Trump’s Approval Ticks Upward Without Corresponding Coattails

Updated on
  • Preference for ending Republican control rises from January
  • Trump’s approval rating is at 43 percent, up four points

The 2018 midterms look good for Democrats

U.S. voters by a growing margin prefer that Democrats control Congress after November’s mid-term elections, even as President Donald Trump’s job approval rating is rising, according to a new NBC News/Wall Street Journal poll.

Half of registered voters surveyed said they favor a Democratic-controlled Congress, while 40 percent want a Republican-controlled one. The 10-point edge is up from a six-point lead for Democrats in January.

The president’s approval rating rose to 43 percent, also up four points from January, driven by gains among Republicans, white men and independents.

The divergent results regarding Trump and the Republican Party have been borne out in recent special elections.

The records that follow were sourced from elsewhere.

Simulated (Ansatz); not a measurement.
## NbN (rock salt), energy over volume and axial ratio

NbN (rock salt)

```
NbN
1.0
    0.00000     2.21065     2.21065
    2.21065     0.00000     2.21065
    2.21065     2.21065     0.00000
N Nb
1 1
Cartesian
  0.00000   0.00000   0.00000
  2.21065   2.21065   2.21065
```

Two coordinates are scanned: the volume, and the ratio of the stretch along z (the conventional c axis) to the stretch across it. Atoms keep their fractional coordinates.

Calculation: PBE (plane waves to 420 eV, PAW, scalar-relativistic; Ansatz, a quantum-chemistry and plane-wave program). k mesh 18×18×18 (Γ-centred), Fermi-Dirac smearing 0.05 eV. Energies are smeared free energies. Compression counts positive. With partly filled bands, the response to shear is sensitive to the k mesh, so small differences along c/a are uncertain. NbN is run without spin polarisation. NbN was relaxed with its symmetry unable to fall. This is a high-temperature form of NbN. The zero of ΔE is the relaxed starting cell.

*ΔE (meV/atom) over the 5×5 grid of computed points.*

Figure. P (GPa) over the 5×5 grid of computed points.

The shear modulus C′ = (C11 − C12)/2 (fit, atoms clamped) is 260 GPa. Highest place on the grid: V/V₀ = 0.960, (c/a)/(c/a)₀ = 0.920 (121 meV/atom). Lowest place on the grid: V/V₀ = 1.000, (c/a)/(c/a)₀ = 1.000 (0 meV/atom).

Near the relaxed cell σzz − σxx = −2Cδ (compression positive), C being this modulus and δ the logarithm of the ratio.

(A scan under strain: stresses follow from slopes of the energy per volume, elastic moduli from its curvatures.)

Democrat Conor Lamb appears to have narrowly defeated Republican Rick Saccone in the March 13 contest for a congressional seat in a Pennsylvania district Trump carried by about 20 points when he defeated Hillary Clinton in 2016. In December, former Alabama Chief Judge Roy Moore, a Republican, lost his race with Democrat Doug Jones to occupy the U.S. Senate seat once held by U.S. Attorney General Jeff Sessions in the heavily Republican state.

Trump had supported both Republicans: tweeting, holding rallies, and dispatching members of his family or administration to campaign.

Trump Versus Congress

Charles Franklin, a professor at the Marquette University Law School and director of its Law School Poll, attributed some of the contrasting results to Trump’s particular perspective and that of his supporters.

“Trump fans are not especially strong fans of Congress or the Republican Congressional majority, a separation Trump himself often fosters through his criticism of GOP leadership’s failure to follow his wishes,” Franklin said. “His criticism of GOP leaders reduces what might be a normal partisan correlation between support for a Republican president and for a Republican Congress.”

That said, it’s typical for the president’s party to lose seats in a mid-term election. “The question is, how large the gap?” said Franklin.

Larry Sabato, director of the University of Virginia Center for Politics, played down the significance of the survey’s figures on Trump.

Growing Intensity

“The uptick in presidential approval means nothing,” he said. “Other polls show Trump down. Nothing much has changed during his presidency. Trump retains the support of most of the 46 percent who voted for him. The 54 percent who didn’t, still dislike him, and their intensity has grown.”

Citing prior polls that have shown Democrats sustaining an 8- to 10-percent lead, Sabato said that margin will probably be enough for them to take control of the House of Representatives, provided it holds up.

Republicans currently hold 238 House seats, to Democrats’ 192 with five vacancies, including the contested Pennsylvania seat. Should Lamb’s victory -- by less than 1,000 votes out of more than 227,000 cast -- hold up under an expected Republican challenge, Democrats will need 23 more seats to tip that chamber’s majority to their side.

The entire House membership stands for election every two years. This year’s contests will come amid a strong economy but uncertainty over the effects of the Trump administration’s tax and trade policies, as well as the lingering cloud of Special Counsel Robert Mueller’s investigation into potential collusion between Russian agents and the president’s 2016 campaign organization.

White Men

Trump’s rating rose as he consolidated support among Republicans, 84 percent of whom approved of the president in the latest NBC/WSJ poll against 78 percent in January. Trump’s approval rating with white men rose seven points, to 59 percent, and independents’ approval jumped to 45 percent from 33 percent.

The survey showed the most popular political figures and institutions in the U.S. are the Federal Bureau of Investigation and the women’s health provider Planned Parenthood. The least popular were House Democratic Leader Nancy Pelosi, the Republican Party, and Trump.

Still, the poll showed Democratic voters may be more motivated than their Republican counterparts this year. Sixty percent of them said they have a high degree of interest in the upcoming elections, while 54 percent of Republicans expressed the same sentiment.

Another poll released Monday showed more than a third of Americans, including 41 percent of Democrats, say it is very important for them to get involved in politics. That survey, by Monmouth University, found 59 percent of Americans said they are dissatisfied with Washington, and the share of Democrats who said they were angry has doubled to 28 percent since the fall of 2016.

The NBC News/Wall Street Journal survey was conducted March 10-14, with 1,100 adults surveyed. It had a margin of error of plus or minus 3 percentage points. Among 930 registered voters the margin of error was plus or minus 3.2 percentage points.

Monmouth researchers surveyed 803 adults from March 2-5 and it had an error margin of plus or minus 3.5 percentage points, according to a statement announcing its findings.